Ideally, when you have consumed roughly 80% of the battery capacity, the voltage would drop to 3.5V per cell and this is normally when you want to land to avoid over-discharging.
However low C rating LiPo batteries tend to have much worse voltage sag. You might only have consumed 60% of the capacity, but the voltage is already at 3.5V. After landing the battery will recover to a higher level e.g. 3.8V. As you can see, batteries with poor discharge performance can limit the effective capacity and possibly give you shorter flight time.
Lower C rating batteries also tend to get hotter due to higher internal resistance, thus more energy is wasted in heat.
Battery Condition and Maintenance
This could well be a whole new topic, and there is simply too much to cover. But basically, your batteries will get old and the capacity they hold will start to decrease. It’s important that you keep them in good condition, avoid over-charging and over-discharging.
Here is a guide on how to use and look after LiPo batteries.
Motor and Propellers
it’s important to carefully choose motor and propeller combination depends on your need, such as power and efficiency.
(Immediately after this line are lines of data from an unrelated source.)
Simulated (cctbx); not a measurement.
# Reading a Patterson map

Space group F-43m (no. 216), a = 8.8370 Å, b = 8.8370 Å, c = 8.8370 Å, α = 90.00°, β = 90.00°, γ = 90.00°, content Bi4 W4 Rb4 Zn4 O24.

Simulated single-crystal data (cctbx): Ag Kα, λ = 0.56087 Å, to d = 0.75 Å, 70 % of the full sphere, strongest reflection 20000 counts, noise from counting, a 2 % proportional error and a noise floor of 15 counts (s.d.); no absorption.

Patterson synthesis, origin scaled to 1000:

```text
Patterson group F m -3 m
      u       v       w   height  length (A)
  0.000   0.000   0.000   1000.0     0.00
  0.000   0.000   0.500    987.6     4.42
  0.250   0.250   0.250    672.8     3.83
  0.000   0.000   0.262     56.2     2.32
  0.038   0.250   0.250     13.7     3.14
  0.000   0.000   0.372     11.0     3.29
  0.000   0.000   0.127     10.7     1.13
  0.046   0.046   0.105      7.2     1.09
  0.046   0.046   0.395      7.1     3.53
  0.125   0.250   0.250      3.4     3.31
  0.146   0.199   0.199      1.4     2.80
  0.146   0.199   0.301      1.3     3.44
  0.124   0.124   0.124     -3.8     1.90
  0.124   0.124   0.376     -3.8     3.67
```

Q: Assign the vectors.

Motor/Propeller efficiency can be calculated by dividing thrust by power, which is gram per watt (g/W). The higher g/W, the more thrust is generated at a given amount of power. For example the Cobra 2204 1960KV motors with 6045 propeller has a higher maximum thrust than 5030 props, but the 5030 propellers will give me longest flight time thanks to the higher efficiency on that motor and propeller combination.
Here is a guide on how to choose mini quad motors and propellers.
Fewer blades in a propeller are usually more efficient due to the fewer points of trialling vortices wasting energy.
Propeller balance is beneficial to flight time. Unbalanced propellers introduce vibration to the aircraft, which means constantly changing motor RPM and more energy is consumed.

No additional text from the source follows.